Pilot program takes aim at student food insecurity
By Nancy Doolittle
Studies have shown food insecurity is a challenge for many college students nationwide. Even with financial aid, students can incur unexpected expenses or income shortfalls and find themselves looking for ways to assuage their hunger while trying to focus on their academic demands.
Cornell takes a multipronged approach to addressing this serious concern, and on Feb. 4, a pilot program will allow students who have bonus meals on their meal plans to donate them for students in need.
“For many years, Cornell addressed food insecurity on a person-by-person basis,” said Ryan Lombardi, vice president for student and campus life. “Now we are tackling the issue systematically through a multifaceted approach, not only meeting immediate needs, but also more fully understanding the challenges students face in meeting their nutritional needs.”

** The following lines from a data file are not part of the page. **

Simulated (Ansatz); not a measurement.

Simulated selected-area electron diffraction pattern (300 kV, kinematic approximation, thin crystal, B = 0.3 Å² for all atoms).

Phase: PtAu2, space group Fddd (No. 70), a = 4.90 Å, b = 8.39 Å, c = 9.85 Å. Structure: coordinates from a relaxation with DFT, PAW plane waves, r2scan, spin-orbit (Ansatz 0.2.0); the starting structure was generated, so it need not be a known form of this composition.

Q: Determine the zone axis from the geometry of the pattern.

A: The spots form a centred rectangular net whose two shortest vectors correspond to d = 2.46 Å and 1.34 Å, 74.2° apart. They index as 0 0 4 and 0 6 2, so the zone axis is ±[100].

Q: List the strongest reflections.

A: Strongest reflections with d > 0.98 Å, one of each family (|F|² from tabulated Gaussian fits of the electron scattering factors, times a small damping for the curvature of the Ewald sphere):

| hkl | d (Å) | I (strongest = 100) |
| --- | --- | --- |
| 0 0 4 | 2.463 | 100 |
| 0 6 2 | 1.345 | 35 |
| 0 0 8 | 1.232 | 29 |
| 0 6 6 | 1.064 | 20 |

Shakima Clency, associate dean of students for student empowerment and director of first-generation and low-income student support, has been in dialogue both with students in need and with student groups interested in addressing these challenges. She has been charged with assessing the scope of food insecurity on campus and coordinating resources on behalf of students. Those resources include providing longer-term meal plan assistance; exploring avenues to improve on-campus access to nutritious meals and groceries; and increasing student awareness about healthy cooking and eating.
Last fall, Cornell Dining partnered with Clency to identify a number of “ambassadors” across campus who can give students passes for a free meal in any of the 10 all-you-care-to-eat dining halls, no questions asked. Ambassadors then will contact Clency, who will work with those students to gain a better understanding of their needs over the longer term.
“We want to eliminate any hurdles to providing those students a healthy meal right away as well as an ongoing source of complete meals,” said Pat Wynn, assistant vice president for student and campus life.
The pilot program will make it easier to provide those ongoing meals. Students who have bonus meals on their meal plans will be able to donate one bonus meal to a central “bank” that can be accessed by students experiencing food insecurity. Clency will manage the bonus meals donated and allocate them to students in need.
Clency said the pilot program is based on conversations that began last October with Dining Services about the nationwide Swipe Out Hunger program. Events to increase awareness of the program will be held during the first two weeks in February at lunchtime in Willard Straight Hall and Trillium, and during dinner hours at several all-you-care-to-eat dining facilities, including West Campus.
Clency said food insecurity is often interrelated with, or the cause of, other student concerns.
“Food insecurity often is linked to issues such as homelessness, an unstable living environment, transportation logistics, or health or financial concerns,” she said. “Food insecurity also can cause other issues, such as sleeping in class, being unable to concentrate or struggling to complete assignments. It is important that we address these larger concerns.”
In addition to providing food assistance, Clency will refer students to the appropriate Cornell resource to address these concerns, including the financial aid office; Cornell Health; Cornell Dining’s director of nutrition management, Michele Lefebvre; academic support; or the Access Fund, which Clency manages.
“The Access Fund was created through the generous gift of a Cornell alumnus to address students’ financial needs, such as covering emergency or transportation expenses, or educational expenses not covered through financial aid or other university resources. These unforeseen expenses, if not met through other avenues, can impact food security,” Clency said. “Since the fund was created, we have received additional gifts to the fund from both parents and alumni. We continue to welcome gifts to this fund, and to strive to identify and eliminate barriers to ensure that all students have rich academic and personal experiences during their time at Cornell.”
Progress also has been made to provide access to dining hall meals for those who remain on campus during breaks and on-campus access to fresh produce, groceries and staples for those who have difficulty shopping at off-campus supermarkets. Last year, Cornell Dining logged more than 43,000 dining hall meal swipes during the academic calendar breaks (fall and spring breaks, Thanksgiving and the break in February) at no additional cost to the student. During the school year, the student-run Healthcare Students Association, led by graduate student Gloria Coicou, offered a mobile pop-up food pantry. For the past three semesters, students have run Anabel’s Grocery on a volunteer basis, providing fresh, nutritious food and offering cooking classes for their peers.
Anabel’s Grocery is pausing its operation for the spring 2019 semester, while its leaders assess the store’s operations through an undergraduate social entrepreneurship course, AEM 3385, taught by Anke Wessels, executive director of the Center for Transformative Action.
In the meantime, Anabel’s Grocery will continue to offer cooking classes. This semester, it also is partnering with the Healthcare Students Association to operate the mobile food pantry out of the grocery store space temporarily.
“By working with students and better understanding the scope of food insecurity on campus,” Lombardi said, “we can develop a long-term, sustainable approach to meeting students’ needs for healthy and affordable meals and food, allowing them to focus on the education they came here to pursue.”